Skip to content

Concurrent Writers

PsiTri supports multiple writer sessions operating simultaneously on independent trees with near-zero contention. This page explains why writers on different roots never block each other, and does a deep dive into the zone-striped ID allocator that makes it possible.


Why Writers Don't Conflict

Every resource a writer touches is partitioned so that independent writers never compete for the same thing:

Per-Root Locking

The database has 512 independent roots at the PsiTri layer, each protected by its own mutex. The underlying SAL allocator has 1,024 root object slots with their own mutexes:

std::mutex _modify_lock[512];        // PsiTri layer: one per top-level root
std::array<std::mutex, 1024> _write_mutex;  // SAL layer: one per root object

Writer on root 0 locks _modify_lock[0]. Writer on root 1 locks _modify_lock[1]. They never touch the same mutex.

Per-Session Segments

Each write session gets its own 32 MB segment. Data allocation is a bump pointer -- _alloc_pos += size -- with no atomics, no locks, no CAS:

Writer A:  [segment 7 ........]  <-- bump allocate here
Writer B:  [segment 12 ......]  <-- bump allocate here, independently

No two sessions ever write to the same segment. When a session fills its segment, a background provider hands it a fresh one from a pre-allocated pool -- writers never block on file I/O or mmap.

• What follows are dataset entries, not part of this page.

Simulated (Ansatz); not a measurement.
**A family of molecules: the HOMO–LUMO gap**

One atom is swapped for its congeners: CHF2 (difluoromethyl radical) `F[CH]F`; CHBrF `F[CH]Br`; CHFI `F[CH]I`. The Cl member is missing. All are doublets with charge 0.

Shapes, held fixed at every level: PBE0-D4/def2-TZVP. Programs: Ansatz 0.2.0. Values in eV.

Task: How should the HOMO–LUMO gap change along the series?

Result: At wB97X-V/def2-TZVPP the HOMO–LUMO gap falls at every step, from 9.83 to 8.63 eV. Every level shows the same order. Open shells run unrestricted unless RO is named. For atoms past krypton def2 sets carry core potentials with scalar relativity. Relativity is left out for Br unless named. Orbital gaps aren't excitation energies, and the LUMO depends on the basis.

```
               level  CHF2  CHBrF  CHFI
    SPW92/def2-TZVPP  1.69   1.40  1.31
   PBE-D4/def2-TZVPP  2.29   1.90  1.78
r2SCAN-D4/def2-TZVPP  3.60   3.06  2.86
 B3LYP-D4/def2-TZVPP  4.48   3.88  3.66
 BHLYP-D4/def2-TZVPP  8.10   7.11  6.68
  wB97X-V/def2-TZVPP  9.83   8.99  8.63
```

Per-Session Release Queues

When a writer frees objects (e.g., the old version of a node after copy-on-write), it pushes them into its own 32K-entry circular buffer. No contention. The compactor drains all queues asynchronously in the background.

Atomic Root Swap

Committing a transaction is a single std::atomic::exchange() on _root_objects[root_index], followed by releasing the per-root mutex. Other roots are completely unaffected.

The Full Picture

Two concurrent writers on different roots:

Step Writer A (Root 0) Writer B (Root 1)
Lock _modify_lock[0] _modify_lock[1]
Allocate data Bump in segment 7 Bump in segment 12
Allocate IDs Random CAS in zone bitmap Random CAS in zone bitmap
Free old nodes Push to _release_queue[0] Push to _release_queue[1]
Commit Atomic swap _root_objects[0] Atomic swap _root_objects[1]

The only shared resource is the zone-striped ID allocator -- and as described below, it's designed so that contention is vanishingly rare even under heavy concurrent allocation.

Operation Traditional (B-tree/LSM) SAL
Data allocation Page latch or WAL lock Per-session bump (zero contention)
ID allocation Global free-list mutex Zone-striped random CAS
Object release Shared free-list lock Per-session queue (zero contention)
Capacity expansion Inline (blocks writer) Background provider (non-blocking)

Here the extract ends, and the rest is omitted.